The percentile bootstrap confidence intervals#

We introduce here a different version of the bootstrap confidence interval. Although it is very popular, it is based on more assumptions. Here we assume that the sampling distribution for \(\hat\theta\) is known and that it is symmetric around \(\theta\); see below.

../../_images/middle90sym.jpg

Then, \(U_1-\theta=\theta-L_1=W\) (reflecting the width of this distribution). From the picture above, with probability 0.90:

\[|\hat\theta-\theta|\leq W\]

leading to

\[\hat\theta-W\leq \theta\leq \hat\theta+W\]

We call \([ \hat\theta-W, \hat\theta+W]\) a 90% confidence interval. This can be approximated by \([L_1,U_1]\) and we call this a 90% confidence interval.

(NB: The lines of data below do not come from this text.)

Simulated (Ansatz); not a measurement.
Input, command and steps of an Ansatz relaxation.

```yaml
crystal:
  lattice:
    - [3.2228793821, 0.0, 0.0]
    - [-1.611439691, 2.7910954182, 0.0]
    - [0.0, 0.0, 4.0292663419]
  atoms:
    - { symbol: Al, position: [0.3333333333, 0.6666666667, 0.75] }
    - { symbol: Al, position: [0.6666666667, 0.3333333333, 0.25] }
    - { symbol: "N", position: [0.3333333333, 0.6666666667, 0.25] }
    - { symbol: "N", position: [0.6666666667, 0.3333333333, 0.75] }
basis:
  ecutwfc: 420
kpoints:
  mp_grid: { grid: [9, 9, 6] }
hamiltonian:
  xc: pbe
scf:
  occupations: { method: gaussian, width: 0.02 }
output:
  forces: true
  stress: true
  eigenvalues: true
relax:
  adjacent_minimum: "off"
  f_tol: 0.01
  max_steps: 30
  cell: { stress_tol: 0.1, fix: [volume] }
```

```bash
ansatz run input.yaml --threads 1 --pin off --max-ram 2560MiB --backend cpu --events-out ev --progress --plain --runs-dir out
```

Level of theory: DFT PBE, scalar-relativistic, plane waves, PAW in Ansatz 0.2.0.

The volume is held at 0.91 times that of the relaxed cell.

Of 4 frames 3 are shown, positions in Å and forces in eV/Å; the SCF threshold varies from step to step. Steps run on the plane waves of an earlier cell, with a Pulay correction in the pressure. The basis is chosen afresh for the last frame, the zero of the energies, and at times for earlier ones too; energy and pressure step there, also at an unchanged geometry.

It leads to the following procedure for obtaining a confidence interval:

  • use bootstrap to obtain an estimate of the sampling distribution of \(\hat\theta\).

  • from the bootstrap distribution calculate the empirical percentiles \(L_1^b\) and \(U_1^b\)

  • \([L_1^b,U_1^b]\) is called a percentile bootstrap CI.

We will illustrate this with the salary data - let’s assume that the interest now is on the population mean (the average salary of the City of Chicago employees).

# the parameter of interest
theta=population_salary['Annual Salary'].mean()

np.random.seed(3322)

# this is a SRS of size n=80
sample_salary=population_salary.sample(80,replace=False)

#the average salary in the sample
theta_hat=sample_salary['Annual Salary'].mean()

[theta,theta_hat]
[100382.64415185717, 97993.725]

Above, we calculate the average salary in the population (\(\$100,382.6\)) and in a simple random sample of size 80 (\(\$97,993.7\)). Below, we define a function that is very similar to the one introduced in the previous section, that generates bootstrap means needed for the approximation of the sampling distribution.

def bootstrap_mean(original_sample, label, replications):
    """Simulate sample means:
    original_sample: df containing the original sample data
    label: label of column containing the variable
    replications: number of bootstrap samples
    Returns array of bootstrap sample means
    """
    means = np.array([])
    for i in np.arange(replications):
        bootstrap_sample = original_sample.sample(len(original_sample),replace=True)
        resampled_mean = bootstrap_sample['Annual Salary'].mean()
        means = np.append(means, resampled_mean)
        
    return means
bstrap_means = bootstrap_mean(sample_salary, 'Annual.Salary', 1000)
plt.hist(bstrap_means)
plt.scatter(theta_hat, -10, color='purple', s=40)
plt.scatter(theta, -10, color='red', s=40)
plt.xticks(ticks=[92000,95000,98000,101000,104000], labels=["92K","95K","98K","101K","104K"])
plt.xlabel("bootstrap medians");
../../_images/ConfidenceIntervals_3_PercentileBootstrap_6_0.png

The above histogram is our approximation for the sampling distribution of \(\hat\theta\). The purple dot is the location of the average salary in our sample, and the red dot is the location of the average salary in the population.

left = np.percentile(bstrap_means, 2.5)
right = np.percentile(bstrap_means,97.5)

# a 95% CI
print([left,right])
[93339.230625, 102538.108125]

The 95% confidence interval for the average salary in the city of Chicago is [933339.2,102538.1].